Guidelines for authors and submission of contributions:
- Call for papers
- Editorial guidelines
- Contributions should be submitted through the OJS RECYT platform
Scope
Over the last 15 years, Digital Media and Learning have become the focus of a great deal of research, entrepreneurship, and educational interventions across the world. Today, we humans face hard problems stemming from dangerous interactions among complex systems put into motion by human actions. In the face of these problems, there are many who argue that we can no longer engage in “business as usual”, but need new paradigms of teaching, learning, collaboration, and social activism.

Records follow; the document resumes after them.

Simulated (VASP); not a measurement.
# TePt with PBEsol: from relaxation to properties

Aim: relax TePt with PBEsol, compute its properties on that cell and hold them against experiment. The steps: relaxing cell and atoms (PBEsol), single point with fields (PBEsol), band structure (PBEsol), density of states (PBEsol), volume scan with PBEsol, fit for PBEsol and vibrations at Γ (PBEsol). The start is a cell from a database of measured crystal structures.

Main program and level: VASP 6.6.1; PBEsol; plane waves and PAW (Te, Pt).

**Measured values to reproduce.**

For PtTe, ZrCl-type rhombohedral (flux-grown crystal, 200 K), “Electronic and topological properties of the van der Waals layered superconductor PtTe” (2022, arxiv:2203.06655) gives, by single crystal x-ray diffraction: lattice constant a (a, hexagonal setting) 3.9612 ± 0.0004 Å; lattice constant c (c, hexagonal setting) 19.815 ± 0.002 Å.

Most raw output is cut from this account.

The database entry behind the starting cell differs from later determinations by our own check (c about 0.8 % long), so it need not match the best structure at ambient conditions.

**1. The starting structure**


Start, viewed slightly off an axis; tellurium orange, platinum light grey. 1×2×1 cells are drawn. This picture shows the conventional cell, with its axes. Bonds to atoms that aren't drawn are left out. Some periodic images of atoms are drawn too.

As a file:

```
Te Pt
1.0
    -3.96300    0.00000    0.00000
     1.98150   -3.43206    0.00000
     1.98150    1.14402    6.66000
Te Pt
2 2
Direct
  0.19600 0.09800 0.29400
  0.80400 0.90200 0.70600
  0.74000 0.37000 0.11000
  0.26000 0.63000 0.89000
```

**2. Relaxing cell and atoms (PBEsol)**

Digital and social media have already led to new forms of teaching, learning, and social organization out of school, in the act transforming our ideas of what school can be and how it ought to relate to the world. Video games and related technologies hold out great promise for new and powerful ways to engage in effective problem solving and collective intelligence, especially when they are places inside an eco-system of other technologies and new forms of social interaction. These developments have led a great many people, of all ages, to demand to participate and not just spectate; to produce and make and not just consume; and to develop real expertise outside formal credentialing institutions. All this, however, raises deep questions about schools and other social institutions as we currently know them. As we harness the power of digital and social media, should our goal be incremental reform of schools and other social institutions or deep paradigm change?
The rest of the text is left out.